July 11, 2016

Research in the Crowdsourcing Age, a Case Study

Methodology

This study includes data from four primary sources collected using different methodologies.

Content Analysis

The detailed analysis of the tasks posted on Mechanical Turk consisted of human coding of content that appeared from Dec. 7-11, 2015.

Capture

The most recent 10 pages of HIT groups posted on Mechanical Turk were automatically gathered using a Python scraping tool at three points on each of the five days studied. Each page consists of 20 HIT groups. The times collected were 10 a.m., 3 p.m. and 8 p.m. EST. All the data gathered from the site were publically available.

Because HIT groups are posted so quickly, some of the tasks listed on the 10 pages moved down the list while the scraping tool was running and therefore appeared on more than one of the saved pages. Therefore, the HIT groups collected included a number of duplicates each time. Duplicates were removed after the scraping was complete.

In total, 2,123 different HIT groups were archived during the five-day period.

Human Coding

The unit of measure for the project was the HIT group. No weighting was used in the analysis.

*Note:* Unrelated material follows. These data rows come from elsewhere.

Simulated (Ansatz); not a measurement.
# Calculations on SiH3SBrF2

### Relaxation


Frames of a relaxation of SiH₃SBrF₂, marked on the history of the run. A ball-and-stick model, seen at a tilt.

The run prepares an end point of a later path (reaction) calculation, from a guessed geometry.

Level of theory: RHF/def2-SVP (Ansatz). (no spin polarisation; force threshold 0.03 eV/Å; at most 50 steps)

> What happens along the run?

Each HIT group was coded by an experienced researcher for three variables: type of HIT, whether a bonus was mentioned and whether the HIT group explicitly stated that the worker must be at least 18 years old.

Intercoder Testing

To test the validity of the coding scheme, two researchers each coded the same 139 HIT groups that were a subsample of the overall content. The percent of agreement for the three variables were as follows:

HIT Type: 95%
Bonus mentioned: 94%
Adults only: 99%

Additional Classification

After the coding was completed, researchers classified the HIT groups in two more ways. First, HIT groups that explicitly asked for Turkers who lived in the U.S. were identified.

Second, the requesters for each HIT group were categorized by the type of organization or person. The categories were: business, academic, nonprofit or can’t tell. Because the only information about requesters that is public is their screen name, researchers placed requesters into groups based on any contextual information that was available. This included words that might have appeared in the title or description of the HIT group such as “psychology” or “experiment” (which suggested the requester was likely an academic). Additional Google searches were conducted to try to gain additional information about the requesters when possible. Because some of this information was derived through contextual information, there is the possibility of some error.

All of this categorization is based on the assumption that those who post tasks to MTurk are being truthful when identifying themselves. There is no independent way to confirm whether this is true.

Pew Research Center survey

Data about the demographics and habits of workers come from a nonprobability survey conducted using the Mechanical Turk site. There is no ideal way to get a random sample of workers since their information is private, so the best option is to post HIT groups on the site and get the largest sample of Turkers possible.

Pew Research Center posted surveys only open to people living in the United States between Feb. 9-25, 2016. Workers were paid variable amounts in order to determine if there were differences in the types of people who respond to different levels of rewards. Workers who were paid 5 cents were only asked questions about their demographics, while those paid 25 cents, 75 cents or $2 were also asked about their use of the site. (The results suggest that there are minor differences in the makeup of workers who responded to the survey with each of the various rewards and will be explored in more detail in a separate report.) In total, 3,370 unique workers responded to the surveys, with 2,884 of those answering the extended set of questions.

Survey estimates presented in this report are not weighted, in part because there are no reliable benchmarks for the population of workers active on Mechanical Turk. No margins of error are reported because this was a nonprobability sample, and we lack data to validate the assumption of approximate unbiasedness.

Data from the U.S. Census

Data regarding the demographics of working adults in the U.S. over the age of 18 came from a Pew Research Center tabulation of the 2015 Current Population Survey Annual Social and Economic Supplement published by the U.S. Census Bureau.

Data from mturk-tracker.com

This report also uses data from the automated data collection site www.mturk-tracker.com, which is run by Dr. Panagiotis G. Ipeirotis of the NYU Stern School of Business. For a full description of the tool written by Ipeirotis, read his paper entitled “Analyzing the Amazon Mechanical Turk Marketplace.”

Pew Research Center collected data from the public mturk-tracker API, which has been gathering and posting data about Mechanical Turk for several years. This report includes data from two of the tracker’s functions.

First, Ipeirotis has been running a regular survey task for Turkers that includes five questions. Each worker who completes the five question survey is paid 5 cents. The Center compiled survey results from 5,918 respondents from Jan. 1, 2016, to Feb. 29, 2016, in order to determine the percent of workers who were located in the U.S.

Second, mturk-tracker has been collecting data on how many HIT groups and HITs have been posted and completed each hour since May 2014. The data are collected by an automated algorithm 24 times each day. Pew Research Center compiled and analyzed the raw data provided by mturk-tracker’s API. (Note: Two days did not have any values in the dataset, Feb. 19 and 20, 2015.)